When calculating the self-correlation matrix \(T=X^{T}X\), the order of matrix is \(M\times M\). The eigenvector of the matrix can therefore be denoted by \(\varphi _1 ,\varphi _2 ,\ldots ,\varphi _M\), and the corresponding eigenvalues are \(\lambda _1 >\lambda _2 >\cdots >\lambda _M\).

1. (2)

   \(U\) is the matrix formed by the first \(n\) orders of \(T=X^{T}X\), and it can also indicate that the matrix \(U\) contains the first \(n\) largest eigenvalues of \(T\). The order of \(U\) is \(M\times n\), so we know that the order of \(U^{T}U\) is \(n\times n\). Taking the coordinates transformation on system coordinates \(Z\), acquiring the new coordinates \(P, Z=UP\), substituting \(Z\) into Eq. (6), gaining the Eq. (7):

   $$\begin{aligned} U\ddot{P}=-CU\dot{P}-KUP+F \end{aligned}$$

   (7)

Due to the column vector of \(U\) is orthogonal and nonzero, and the matrix \(U^{T}U\) is \(n\) order diagonal and full rank, hence there exits inverse matrix of \(U^{T}U\). For the Eq. (7), taking \((U^{T}U)^{-1}U^{T}\) left multiplication on both sides, we can obtain (8):

$$\begin{aligned} \ddot{P}&= -(U^{T}U)^{-1}U^{T}CU\dot{P}-(U^{T}U)^{-1}U^{T}KUP\nonumber \\&\quad +\,(U^{T}U)^{-1}U^{T}F \end{aligned}$$

(8)

Setting

$$\begin{aligned} C_R&= -(U^{T}U)^{-1}U^{T}CU,K_R \!=\!(U^{T}U)^{-1}U^{T}KU,F_R\\&= (U^{T}U)^{-1}U^{T}F, \end{aligned}$$

then we receive the formula (9):

$$\begin{aligned} \ddot{P}=-C_R \dot{P}-K_R P+F_R \end{aligned}$$

(9)

In this way, the original system is transformed into the \(n\)-DOFs reduced system by the new order reduction method.

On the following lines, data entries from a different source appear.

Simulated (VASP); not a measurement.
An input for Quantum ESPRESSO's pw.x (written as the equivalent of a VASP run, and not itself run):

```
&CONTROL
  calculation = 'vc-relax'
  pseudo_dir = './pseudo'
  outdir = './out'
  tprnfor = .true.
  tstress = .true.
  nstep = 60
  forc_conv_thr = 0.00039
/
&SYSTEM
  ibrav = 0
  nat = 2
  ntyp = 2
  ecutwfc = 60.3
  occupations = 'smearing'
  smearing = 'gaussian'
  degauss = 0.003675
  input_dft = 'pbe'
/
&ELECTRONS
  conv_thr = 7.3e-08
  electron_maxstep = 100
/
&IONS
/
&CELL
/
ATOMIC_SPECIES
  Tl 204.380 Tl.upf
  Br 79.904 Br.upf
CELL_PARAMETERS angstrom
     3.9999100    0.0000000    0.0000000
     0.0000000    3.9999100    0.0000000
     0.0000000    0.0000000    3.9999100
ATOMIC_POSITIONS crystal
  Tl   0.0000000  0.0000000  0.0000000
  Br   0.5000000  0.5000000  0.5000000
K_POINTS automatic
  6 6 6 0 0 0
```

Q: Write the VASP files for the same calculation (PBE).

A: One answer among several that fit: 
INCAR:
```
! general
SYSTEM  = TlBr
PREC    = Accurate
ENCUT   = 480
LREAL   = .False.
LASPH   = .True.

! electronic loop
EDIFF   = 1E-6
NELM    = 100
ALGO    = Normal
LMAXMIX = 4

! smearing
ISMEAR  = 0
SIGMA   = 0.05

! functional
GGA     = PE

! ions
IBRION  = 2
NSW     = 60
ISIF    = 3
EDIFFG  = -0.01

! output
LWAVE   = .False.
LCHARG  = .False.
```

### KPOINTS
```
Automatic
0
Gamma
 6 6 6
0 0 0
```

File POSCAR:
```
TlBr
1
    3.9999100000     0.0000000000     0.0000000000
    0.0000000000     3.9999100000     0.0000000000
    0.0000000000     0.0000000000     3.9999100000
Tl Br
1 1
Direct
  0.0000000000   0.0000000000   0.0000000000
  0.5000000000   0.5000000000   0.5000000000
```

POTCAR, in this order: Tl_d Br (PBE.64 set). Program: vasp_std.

3 Twenty-three-DOFs rotor system with bearing loose

In this section, a rotor model with bearing loose is established according to the Newton’s second law and the reduced system is introduced in detail. The efficiency of the order reduction is evaluated through the comparison of the bifurcation diagrams and mean square error of amplitudes curves. The relative error of the modified order reduction method is analyzed at last.

3.1 Original model

The 23-DOFs model is shown in Fig. 1, suggesting that the axial, torsional vibrations of the system and the gyroscopic moment are neglectful. \(o_i (i=2\ldots 9)\) are the geometric centers of the discs, \(o_1, o_{10}\) are the geometric centers of the left and right bearing. Here, \(o_{e_i} (i=1\ldots 11)\) are the centers of gravity; \(m_i (i=1\ldots 11)\) are the equivalent lumped mass; \(k_i(i=1\ldots 10)\) are the equivalent stiffness of the corresponding discs; \(c_i (i=1\ldots 11)\) are the equivalent damping coefficients at the position of the lumped mass. Assuming that the left bearing is loose, the maximum clearance between the loose side bearing and the foundation is \(\delta _1\). The shaft between rotor discs and the bearing is massless elastic. Also \(c_s\) is the damping coefficient of pedestal loose, and \(k_s\) is the supporting stiffness. When loosing occurs, \(c_s\) and \(k_s\) are piecewise linear, \(Y_{12}\) is the pedestal displacement, the expression is:

$$\begin{aligned} k_s =\left\{ {{\begin{array}{lll} k_{s1} &{}\quad \left( {Y_{12} >\delta _1 } \right) \\ 0&{}\quad \left( {0\le Y_{12} \le \delta _1 } \right) \\ k_{s2}&{} \quad \left( {Y_{12} <0} \right) \\ \end{array} }} \right. \quad c_s =\left\{ {{\begin{array}{lll} c_{s1}&{} \quad \left( {Y_{12} >\delta _1 } \right) \\ 0&{}\quad \left( {0\le Y_{12} \le \delta _1 } \right) \\ c_{s2}&{} \quad \left( {Y_{12} <0} \right) \\ \end{array} }} \right. \end{aligned}$$

Fig. 1

Rotor models with pedestal looseness at one end

By using the Newton’s second law, we can receive the differential equations of motion and the dimensionless form can be obtained as well, which are shown as formulas (10) and (11).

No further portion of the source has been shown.